Hey guys, I have the need for some type of script(perl, php) that I can point to a website, and will spider the internal domain links, and return whatever strings I need. For example, there is a site that has a ton of videos that I want to embed, so instead of manually navigating to each page, I want to scrape each page for <embed src=" example"> </embed> code similar to this. I also want the script to use the page title or tags to identify it when it outputs the URLS to a text file. Can someone point me towards a script I can customize( I can code perl and PHP a tiny bit), or give me a quote on something. I have looked into beautifulsoup along with python, which is supposed to work well but I need something more tailored to this, as I dont want to spend a ton of time developing it.
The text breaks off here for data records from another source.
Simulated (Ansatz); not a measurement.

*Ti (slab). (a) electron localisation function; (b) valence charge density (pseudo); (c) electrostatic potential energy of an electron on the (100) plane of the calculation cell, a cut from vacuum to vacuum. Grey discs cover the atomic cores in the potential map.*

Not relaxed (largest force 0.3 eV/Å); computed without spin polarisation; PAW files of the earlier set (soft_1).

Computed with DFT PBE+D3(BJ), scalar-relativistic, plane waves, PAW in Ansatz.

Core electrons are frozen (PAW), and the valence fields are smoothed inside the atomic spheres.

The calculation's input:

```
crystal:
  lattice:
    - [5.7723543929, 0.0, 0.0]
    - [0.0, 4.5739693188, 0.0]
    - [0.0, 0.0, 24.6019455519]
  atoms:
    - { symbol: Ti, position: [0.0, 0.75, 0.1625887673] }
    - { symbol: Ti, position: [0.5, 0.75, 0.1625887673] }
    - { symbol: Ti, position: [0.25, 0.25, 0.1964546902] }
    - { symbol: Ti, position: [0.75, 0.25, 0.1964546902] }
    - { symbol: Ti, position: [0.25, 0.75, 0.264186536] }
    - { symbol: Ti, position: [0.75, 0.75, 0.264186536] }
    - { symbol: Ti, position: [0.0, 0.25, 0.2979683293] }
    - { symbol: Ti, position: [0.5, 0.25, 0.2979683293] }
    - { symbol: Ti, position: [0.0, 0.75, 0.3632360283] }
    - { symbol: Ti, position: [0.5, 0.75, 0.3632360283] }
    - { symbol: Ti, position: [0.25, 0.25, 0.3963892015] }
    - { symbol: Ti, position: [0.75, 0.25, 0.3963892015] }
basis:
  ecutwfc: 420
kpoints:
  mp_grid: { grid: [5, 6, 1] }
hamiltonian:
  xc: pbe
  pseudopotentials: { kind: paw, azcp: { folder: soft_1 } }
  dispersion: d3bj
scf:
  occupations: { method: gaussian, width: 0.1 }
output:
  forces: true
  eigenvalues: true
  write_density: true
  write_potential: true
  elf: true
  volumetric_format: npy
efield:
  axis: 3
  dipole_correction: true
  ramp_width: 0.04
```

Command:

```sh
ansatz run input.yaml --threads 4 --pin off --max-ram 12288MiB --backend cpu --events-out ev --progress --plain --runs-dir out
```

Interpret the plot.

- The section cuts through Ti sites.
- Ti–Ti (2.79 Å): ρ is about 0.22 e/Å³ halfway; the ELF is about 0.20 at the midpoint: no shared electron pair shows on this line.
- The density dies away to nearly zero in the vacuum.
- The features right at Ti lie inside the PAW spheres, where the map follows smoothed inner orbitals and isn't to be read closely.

Well, In my opinion, BeautifulSoup is the best way to do it. It really simple to get info from html source. And python itself is a very simple language, so if you know php/perl, it shouldnt be a problem for you to code with python. I dont think PHP is good for make such things, and perl is (imho) much more complicated then python
But isn't it the convention to use SWFObject (or other javascript libraries) to do the Flash embedding dynamically? You may need to mechanize a browser in order to work with the generated DOM - There's JSBridge for Python (http://code.google.com/p/jsbridge/) which sets up a communications bridge using a Mozilla plugin over TCP, or you could use bindings for gtkmozembed (available in Perl, Ruby, Python). However, it doesn't have methods for communicating with the javascript engine, but I found it easy to hack my way around this by sending the browser to URI's using the javascript: scheme and then receiving results back (in JSON format) by setting document.title (and catching them with the title signal). Hope this helps. - Andy.
Now while it may be best practice to use the SWF javascript code, the sites Im looking to scrape links from are using standard <embed> tags for the media. Thats why I was thinking I could just do an html get and strip out those tags dynamically.